Some of them were never big enough to carry a film on their own, while the others were no longer big enough by 1956 to pull an audience on their own. I'm talking about you Dana Andrews.
But package them all together in a thriller directed by the great Fritz Lang and you've got something that's worth watching. Or, at least, that's the theory.
Andrews heads the ensemble as talented newspaper journalist Edward Mobley who finds himself caught up in an increasingly vicious power struggle between three senior executives at his New York City paper following the death of its longtime publisher, Amos Kyne.

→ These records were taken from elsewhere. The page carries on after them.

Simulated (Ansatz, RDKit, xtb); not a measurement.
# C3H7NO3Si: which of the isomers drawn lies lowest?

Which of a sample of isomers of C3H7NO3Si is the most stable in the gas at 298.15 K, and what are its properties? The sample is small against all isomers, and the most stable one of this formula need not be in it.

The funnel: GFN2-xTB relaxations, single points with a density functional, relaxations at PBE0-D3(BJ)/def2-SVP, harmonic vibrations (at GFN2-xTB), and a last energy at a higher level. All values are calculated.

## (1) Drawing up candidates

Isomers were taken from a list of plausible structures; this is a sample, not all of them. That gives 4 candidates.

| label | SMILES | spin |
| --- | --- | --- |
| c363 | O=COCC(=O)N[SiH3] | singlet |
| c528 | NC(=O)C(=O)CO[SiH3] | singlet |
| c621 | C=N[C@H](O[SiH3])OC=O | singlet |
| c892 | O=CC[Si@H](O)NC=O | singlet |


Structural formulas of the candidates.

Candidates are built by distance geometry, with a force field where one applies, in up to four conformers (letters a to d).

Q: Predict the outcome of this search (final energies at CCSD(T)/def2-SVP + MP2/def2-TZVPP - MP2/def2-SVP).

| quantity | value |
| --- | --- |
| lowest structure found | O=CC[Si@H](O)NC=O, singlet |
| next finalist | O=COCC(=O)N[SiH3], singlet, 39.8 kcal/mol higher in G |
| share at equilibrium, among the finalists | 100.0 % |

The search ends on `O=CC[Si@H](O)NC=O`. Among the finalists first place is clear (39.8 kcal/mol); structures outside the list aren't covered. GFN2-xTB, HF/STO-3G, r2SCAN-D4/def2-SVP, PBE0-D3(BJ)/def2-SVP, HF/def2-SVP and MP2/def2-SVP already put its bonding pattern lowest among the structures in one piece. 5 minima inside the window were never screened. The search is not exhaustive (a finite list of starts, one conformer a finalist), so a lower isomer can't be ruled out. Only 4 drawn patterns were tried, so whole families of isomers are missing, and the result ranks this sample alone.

Kyne's successor is his ineffectual and embittered son Walter (Price) who attempts to assert his authority by offering the newly created position of Executive Director to whichever of the three is the first to solve the "Lipstick killings" currently gripping the city. Mobley finds his experience as an investigative reporter suddenly in demand but his real interest lies in persuading longtime fiancee Nancy to marry him.
It's Andrews as Mobley who waters down what should be a heady brew of politics and passion. Never the most expressive of actors, by middle age he had hardened into a piece of wood more solid than a giant Californian Redwood. Clearly this unflappable dependability was seen as an asset by the studios which continued to cast him in leading man roles for two decades, but he comes across as dull and bloodless.
There's no sense of genuine passion behind his constant professions of love and (shock, horror!) lust for young Nancy and one wonders what on earth she sees in this dull middle aged man. Surely she can foresee the boring life of fetching his pipe and slippers that stretches ahead of her should she yield to his entreaties.
Andrews plodding style sucks much of the life and sparkle out of the story and out of his fellow actors' enthusiasm for their parts. They turn in perfectly adequate performances but none of them give the film anything close to everything they've got. It's a B-list effort from Lang as well whose penultimate Hollywood film this was.
I stuck with WHILE THE CITY SLEEPS out of affection for Lang's previous work, and he succeeded in holding my attention but at the end of it all I was left thinking of what could have been.